Two powerful newspaper columns today — one by Ralph Peters and the other by Rich Lowry — make the point that in these days, when almost all the news from Iraq is positive and hopeful, the war has practically vanished from the front pages.
Peters, who was writing in tones of deep pessimism about the Iraq effort as early as summer 2003 and with passionate anger at the policies of the Rumsfeld Pentagon until the day Donald Rumsfeld departed at the end of 2006 — writes: “The situation has changed so unmistakably and so swiftly that we should be reading proud headlines daily. Where are they? Is it really so painful for all those war-porno journos to accept that our military — and the Iraqis — may have turned the situation around? Shouldn’t we read and see and hear a bit of praise for today’s soldiers and the progress they’re making?”
This is Lowry: “In Israel, there’s a law that bans reporting on sensitive national-security operations; you could be forgiven for thinking that the U.S. has a similar ban on any encouraging news from the hottest battlefront in the war on terror. The United States might be the only country in world history that reverse-propagandizes itself, magnifying its setbacks and ignoring its successes so that nothing can disturb what Sen. Joe Lieberman calls the ‘narrative of defeat.'”
Still, no matter how invested many people are in the “narrative of defeat,” that narrative cannot be sustained if the seeds of progress planted in Iraq over the past four months flourish and begin to bear exactly the kind of fruit everyone has been waiting for.
Which raises another interesting question: What will be the political effect of a growing national sense that there will be a positive outcome to our tormented efforts in Iraq, especially since the timing suggests the change (if it is real and lasting) will become clear to Americans some time during the coming election year?
On the one hand, it is unalloyedly good news for Republicans. If things in Iraq look bad in the fall of 2008, it will be almost impossible for a Republican to win. A change for the better is a necessary precondition for a possible Republican victory.

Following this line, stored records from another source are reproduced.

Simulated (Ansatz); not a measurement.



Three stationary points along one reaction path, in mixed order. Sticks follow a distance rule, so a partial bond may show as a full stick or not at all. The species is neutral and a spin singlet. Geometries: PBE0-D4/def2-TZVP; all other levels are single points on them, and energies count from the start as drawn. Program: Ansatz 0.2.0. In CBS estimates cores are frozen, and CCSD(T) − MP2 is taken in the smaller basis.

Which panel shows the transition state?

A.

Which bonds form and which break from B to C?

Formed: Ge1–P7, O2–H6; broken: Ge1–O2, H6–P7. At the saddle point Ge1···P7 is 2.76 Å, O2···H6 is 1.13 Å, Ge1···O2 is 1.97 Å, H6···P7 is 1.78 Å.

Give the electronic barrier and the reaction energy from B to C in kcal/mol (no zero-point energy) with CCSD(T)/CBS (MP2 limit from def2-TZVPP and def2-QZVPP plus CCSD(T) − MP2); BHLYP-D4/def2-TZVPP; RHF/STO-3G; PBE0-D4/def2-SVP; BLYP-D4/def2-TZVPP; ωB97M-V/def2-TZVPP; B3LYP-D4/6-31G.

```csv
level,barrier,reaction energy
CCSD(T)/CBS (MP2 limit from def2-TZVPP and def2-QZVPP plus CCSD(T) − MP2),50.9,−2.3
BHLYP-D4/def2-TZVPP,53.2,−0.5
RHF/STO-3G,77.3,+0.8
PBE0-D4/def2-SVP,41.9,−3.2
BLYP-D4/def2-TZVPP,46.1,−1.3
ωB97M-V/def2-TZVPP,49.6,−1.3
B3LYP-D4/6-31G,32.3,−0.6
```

On the other hand, maybe the politician who benefits the most would be: Hillary Clinton. Her have-it-all-ways position on the war in Iraq — she voted for it, she now thinks it was a mistake, Bush mishandled it, she won’t pick a date certain to end it, she’s against it but she can’t say we won’t still have troops there by the end of a putative Clinton presidency — may be reasonably close to the general American mood about Iraq on Election Day 2008.
In this scenario, the thorniest foreign-policy issue in the 2008 election will not be Iraq, but Iran.